Rotational Molding Process
Rotational Molding is one of the processes to produce hollow parts. It is usually used in creating parts that are very large such as kayaks, canoes, garbage cans and tanks. Because these machines are creating large parts the machines themselves require a large footprint. The process begins when a powdered resin is loaded into a mold. The mold is closed and clamped shut. If any non-plastic parts are to be incorporated in the part, it is placed in the mold prior to closing. An example would be a metal handle incorporated into a garbage can. Since the resin would collect on the bottom of the mold, it is rotated as it is heated. As the mold is turned the resin sticks to the mold and creates uniform product. Once the product has cooled, the mold is opened and the part is removed.
Types of Rotomolders
There are three major types of rotomolders – clamshell, rock and roll and rotary.
Clamshell machines are a single station machine. The mold is loaded and spun in an oven that opens and closes like a clamshell. The loading, heating, cooling and unloading all happen at one location.
Rock n’ Roll machines
Rock n’ Roll machines are used for long parts (for example, kayaks). The mold is spun 360 degrees and at the same time the machine is rocked back and forth 45 degrees to ensure full coverage.

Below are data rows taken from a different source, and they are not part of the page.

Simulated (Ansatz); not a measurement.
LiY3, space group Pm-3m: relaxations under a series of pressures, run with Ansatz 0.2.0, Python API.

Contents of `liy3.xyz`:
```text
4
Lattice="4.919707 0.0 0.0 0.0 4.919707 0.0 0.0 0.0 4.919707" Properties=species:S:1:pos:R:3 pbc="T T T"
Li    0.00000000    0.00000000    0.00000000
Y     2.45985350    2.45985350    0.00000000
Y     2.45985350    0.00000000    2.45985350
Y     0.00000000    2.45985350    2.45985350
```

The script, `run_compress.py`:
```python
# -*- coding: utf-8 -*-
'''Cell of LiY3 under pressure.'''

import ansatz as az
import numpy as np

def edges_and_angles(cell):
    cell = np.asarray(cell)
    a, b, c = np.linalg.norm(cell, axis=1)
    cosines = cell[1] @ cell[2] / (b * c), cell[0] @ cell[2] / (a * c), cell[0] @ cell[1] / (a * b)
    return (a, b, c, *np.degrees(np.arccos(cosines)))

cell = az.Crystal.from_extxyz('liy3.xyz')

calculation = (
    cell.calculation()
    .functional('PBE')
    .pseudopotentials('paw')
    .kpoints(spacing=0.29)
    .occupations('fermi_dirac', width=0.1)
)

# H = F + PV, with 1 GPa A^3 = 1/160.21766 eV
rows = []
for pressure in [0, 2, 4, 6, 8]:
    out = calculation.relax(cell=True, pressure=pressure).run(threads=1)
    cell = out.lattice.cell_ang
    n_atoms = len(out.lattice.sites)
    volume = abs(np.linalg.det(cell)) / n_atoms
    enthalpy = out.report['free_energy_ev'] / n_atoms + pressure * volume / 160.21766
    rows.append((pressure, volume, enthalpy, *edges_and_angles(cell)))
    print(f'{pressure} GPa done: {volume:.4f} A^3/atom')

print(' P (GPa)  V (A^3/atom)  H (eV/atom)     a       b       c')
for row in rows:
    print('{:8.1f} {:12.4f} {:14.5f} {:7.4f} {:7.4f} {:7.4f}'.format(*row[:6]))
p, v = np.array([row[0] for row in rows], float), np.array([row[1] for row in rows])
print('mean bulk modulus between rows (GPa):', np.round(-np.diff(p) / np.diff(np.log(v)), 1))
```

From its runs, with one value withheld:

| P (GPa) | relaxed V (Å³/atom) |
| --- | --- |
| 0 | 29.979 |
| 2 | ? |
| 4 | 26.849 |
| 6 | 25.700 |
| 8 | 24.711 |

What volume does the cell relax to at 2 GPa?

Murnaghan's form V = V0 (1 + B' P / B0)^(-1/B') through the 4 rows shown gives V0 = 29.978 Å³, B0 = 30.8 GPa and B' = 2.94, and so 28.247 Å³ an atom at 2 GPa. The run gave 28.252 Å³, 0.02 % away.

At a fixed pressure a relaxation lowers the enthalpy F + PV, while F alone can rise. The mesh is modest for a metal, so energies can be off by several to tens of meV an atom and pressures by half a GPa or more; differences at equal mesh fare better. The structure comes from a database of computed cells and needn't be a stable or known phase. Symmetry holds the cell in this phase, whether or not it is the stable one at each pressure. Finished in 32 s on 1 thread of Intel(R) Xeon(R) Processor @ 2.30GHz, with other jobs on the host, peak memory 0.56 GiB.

Rotary machines are used for the largest of parts that have a relatively similar length width configuration. The mold is loaded with resin on an arm that then indexes to an oven.
Completing the Rotomolding Process
At this point the mold is spun. Then the machine is indexed either to a removal station or another cooling station. Typical configurations are either three arm or four arm machines. In a 3-arm rotomolder, one arm is loaded while one arm is in the oven and the other arm is being unloaded. The 4-arm rotational molding machine follows the same process but has the additional station for cooling.Common materials run on rotational molders are LDPE, Nylon, PP, PC and Fluoropolymers.